Newton’s law of gravitation is applicable for everybody in the universe.
Note: The force between any two bodies in the universe is called the force of gravitation while the force with which earth attracts a body is called the force of gravity.

Some Scientific Phenomenon Based on Gravitational Force:

• The gravitational force between the sun and the earth keeps the earth moving around the sun.
• The gravitational force b/w the earth and the moon keeps the moon moving around the earth.
  Existence of our solar system is due to gravitational force.
• Gravitation force of the sun and the moon on the earth’s water surface is responsible for the tides in sea.
• Atmosphere above the earth is held due to gravitational force of the earth.
• Gravitational force between the sun and planet keeps the planet moving around the sun.
• Gravitational force is responsible for providing the centripetal force required by the planets.
• The attractive force of the earth is responsible for providing the centripetal force required by moon.

Newton’s Third Law of Motion and Law of Gravitation:

• Newton’s third law of motion is applicable to gravitation also.
  Example: If the earth exerts a force of attraction on a body, the body also exerts an equal and opposite force of attraction on the earth.
• As a = F/m
  mass of the body is larger, acceleration produced will be smaller and vice versa.
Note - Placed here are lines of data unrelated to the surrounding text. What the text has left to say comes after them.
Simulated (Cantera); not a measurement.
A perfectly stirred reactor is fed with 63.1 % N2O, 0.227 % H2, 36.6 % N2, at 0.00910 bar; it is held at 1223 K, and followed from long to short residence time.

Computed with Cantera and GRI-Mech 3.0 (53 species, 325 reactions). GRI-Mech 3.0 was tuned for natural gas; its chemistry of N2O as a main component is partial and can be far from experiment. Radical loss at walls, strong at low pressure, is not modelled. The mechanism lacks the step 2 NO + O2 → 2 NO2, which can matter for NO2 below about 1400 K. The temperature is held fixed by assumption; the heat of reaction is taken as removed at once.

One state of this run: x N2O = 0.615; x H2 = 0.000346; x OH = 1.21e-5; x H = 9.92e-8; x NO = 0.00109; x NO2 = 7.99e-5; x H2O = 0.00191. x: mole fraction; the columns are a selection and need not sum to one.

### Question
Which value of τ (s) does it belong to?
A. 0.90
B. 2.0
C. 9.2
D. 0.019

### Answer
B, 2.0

Newton’s Law Of Gravitation Example Problems With Solutions

Example 1:    Calculate the force between two masses of 100 kg and 1000 kg separated by a distance of 10 m (G = 6.67 × 10^-11 Nm²/kg²).
Solution:    According to Newton’s law of gravitation, force of attraction between two bodies is
\(F=\text{G}\frac{{{\text{m}}_{\text{1}}}{{\text{m}}_{\text{2}}}}{{{\text{r}}^{\text{2}}}} \)
Here, m₁ = 100 kg; m₂ = 1000 kg;
r = 10 m; G = 6.67 × 10^-11 Nm²/kg²
\(\therefore F=\frac{6.67\times {{10}^{-11}}\times 100\times 1000}{{{(10)}^{2}}}\)
= 6.67 × 10^-8 N

Example 2:    Given mass of earth = 6 × 10²⁴ kg, radius of earth = 6.4 × 10⁶ m. Calculate the force of attraction experienced by a man of mass 50 kg.
Solution:    Force of gravitation is given by the expression,
\(F=\text{G}\frac{{{\text{m}}_{\text{1}}}{{\text{m}}_{\text{2}}}}{{{\text{r}}^{\text{2}}}} \)
Here, mass of earth, m₁ = 6 × 10²⁴ kg;
mass of man, m₂ = 50 kg
Distance between them is to be taken equal to the radius of earth.
∴   r = 6.4 × 10⁶ m
Substituting these values, we get
\(\text{F}=\frac{6.67\times {{10}^{-11}}\times 6\times {{10}^{24}}\times 50}{{{(6.4\times {{10}^{6}})}^{2}}}\)
F = 488.5 N

Example 3:    Compare the gravitational forces exerted by the sun and the moon on earth. Which exerts a greater force on earth ?
(Given: mass of sun, M_s = 4 × 10³¹ kg; mass of moon, M_m = 6.3 × 10²² kg; distance between sun and earth, r_se = 1.3 × 10¹² m and the distance between moon and earth, r_me = 4.5 × 10⁸m)
Solution:    If mass of sun is M_s and mass of earth is M_e and distance between the sun and earth is r_se, then force exerted by the sun on earth is
\( {{F}_{s}}=\frac{G{{M}_{s}}{{M}_{e}}}{{{({{r}_{se}})}^{2}}}\text{ }….\text{(1)} \)
Similarly, if mass of moon is M_m, mass of earth is M_e, the distance between moon and earth is r_me, then force exerted by moon on the earth is
\( {{F}_{m}}=\frac{G{{M}_{m}}{{M}_{e}}}{{{({{r}_{me}})}^{2}}}\text{ }….\text{(2)} \)
Dividing equation (1) by equation (2), we get
\( \frac{{{F}_{s}}}{{{F}_{m}}}=\frac{G{{M}_{s}}{{M}_{e}}}{{{({{r}_{se}})}^{2}}}\times \frac{r_{me}^{2}}{G{{M}_{m}}{{M}_{e}}} \)
\( =\frac{{{M}_{s}}}{{{M}_{m}}}\times \frac{{{({{r}_{me}})}^{2}}}{{{({{r}_{se}})}^{2}}} \)
\( =\frac{4\times {{10}^{31}}}{6.3\times {{10}^{22}}}\times {{\left( \frac{4.5\times {{10}^{8}}}{1.3\times {{10}^{12}}} \right)}^{2}} \)
=  76.07
∴ The force exerted by the sun on earth is about 76 times the force exerted by the moon on earth.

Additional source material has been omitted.